Preprocessing and Input Files ¶

This section talks about:

Contents

Sparse Tensors ¶

class smurff.SparseTensor(data, shape=None)¶

Wrapper around a pandas DataFrame to represent a sparse tensor

The DataFrame should have N index columns (int type) and 1 value column (float type) N is the dimensionality of the tensor

You can also specify the shape of the tensor. If you don’t it is detected automatically.

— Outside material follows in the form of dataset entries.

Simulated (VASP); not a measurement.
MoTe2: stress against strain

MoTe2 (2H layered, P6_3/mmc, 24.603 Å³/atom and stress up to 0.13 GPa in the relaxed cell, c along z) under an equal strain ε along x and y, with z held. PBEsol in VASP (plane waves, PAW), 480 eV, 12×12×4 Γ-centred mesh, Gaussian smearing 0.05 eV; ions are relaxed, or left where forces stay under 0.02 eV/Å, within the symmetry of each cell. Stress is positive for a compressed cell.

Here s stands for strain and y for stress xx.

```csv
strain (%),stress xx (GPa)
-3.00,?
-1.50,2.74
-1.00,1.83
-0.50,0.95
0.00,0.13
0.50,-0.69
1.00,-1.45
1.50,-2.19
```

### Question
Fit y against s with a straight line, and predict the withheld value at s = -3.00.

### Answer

smurff.make_train_test(Y, ntest, shape=None, seed=None)¶

Splits a sparse matrix Y into a train and a test matrix.

Parameters:

Y –

numpy.ndarray or pandas.DataFrame or smurff.SparseTensor

Matrix/Array/Tensor to split

Returns:

smurff.center.center_and_scale(m, mode, with_mean=True, with_std=True)¶

Center and/or scale the matrix m to the mean and/or standard deviation.

Parameters:

m ({array-like, sparse matrix}) – The data to center and scale.
mode ({ "rows", "cols", "global" }) –
- “rows”: center/scale each row indepently
- ”cols”: center/scale each column idependently
- ”global”: center/scale using global meand and/or standard deviation/
with_mean (boolean, True by default) – If True, center the data before scaling.
with_std (boolean, True by default) – If True, scale the data to unit variance (or equivalently, unit standard deviation).

Returns:

m (array-like) – Transformed array.
mean (array-like or double or None) – Computed mean depending on mode
std (array-like or double or None) – Computed standard deviation depending on mode

Notes

Also supports scaling of sparse matrices. This makes sense only when the matrix is scarce, i.e. when the zero-elements represent unknown values.

smurff.load_chembl()¶

Downloads a small subset of the ChEMBL dataset.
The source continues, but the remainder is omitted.